RQ5: How many and what types of site links were employed by these sites?
Finally, even though citizen journalism sites are generally not for-profit sites, they do have expenses, such as computers, servers, software, and supplies. These sites might need to generate money to help offset the costs of operations.
RQ6: What types of financial support did citizen journalism sites have?
The primary goal of this study was to explore the nature of citizen journalism in a more rigorous and systematic way than had been done before. To accomplish this goal, the study examined citizen journalism in U.S. metropolitan areas. This involved three steps: random selection of 15 metropolitan statistical areas (MSAs) for study; identification of as many online citizen journalism sites in those areas as possible; and use of a content analysis protocol to study site options, linkages, financial support, and citizen participation.

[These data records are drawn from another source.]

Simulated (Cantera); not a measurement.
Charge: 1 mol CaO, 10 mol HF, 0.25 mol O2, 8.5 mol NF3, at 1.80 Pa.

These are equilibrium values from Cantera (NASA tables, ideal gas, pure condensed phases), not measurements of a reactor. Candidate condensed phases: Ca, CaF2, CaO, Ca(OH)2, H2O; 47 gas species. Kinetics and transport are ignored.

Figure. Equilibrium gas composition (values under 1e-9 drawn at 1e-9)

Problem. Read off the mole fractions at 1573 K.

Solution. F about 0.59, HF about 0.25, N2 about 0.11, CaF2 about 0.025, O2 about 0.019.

Metropolitan areas were selected because this seemed more efficient than randomly selecting cities. Any citizen journalism site within the selected metropolitan areas would qualify for inclusion. However, the nature of citizen journalism is such that the sites concentrate on cities or neighborhoods within a city.
The 15 markets were randomly collected from three sizes of the 277 Census-defined Metropolitan Statistical Areas that exceeded 50,000 households. The MSAs were stratified to insure that the sampled areas would vary in population size, which is required to address the first research question. The three largest metropolitan areas (New York, Chicago, and Los Angeles) were excluded because of the complexity of those media markets and the high concentration of blog sites in each. Five “large” metro areas (including 507,000 to 2.2 million households) were selected from the 37 that fit this category, five “medium” metro areas (100,000 to 506,000 households) were selected from the 129 in this category, and five “small” metro areas (50,000 to 99,000 households) were selected from the 111 in this category.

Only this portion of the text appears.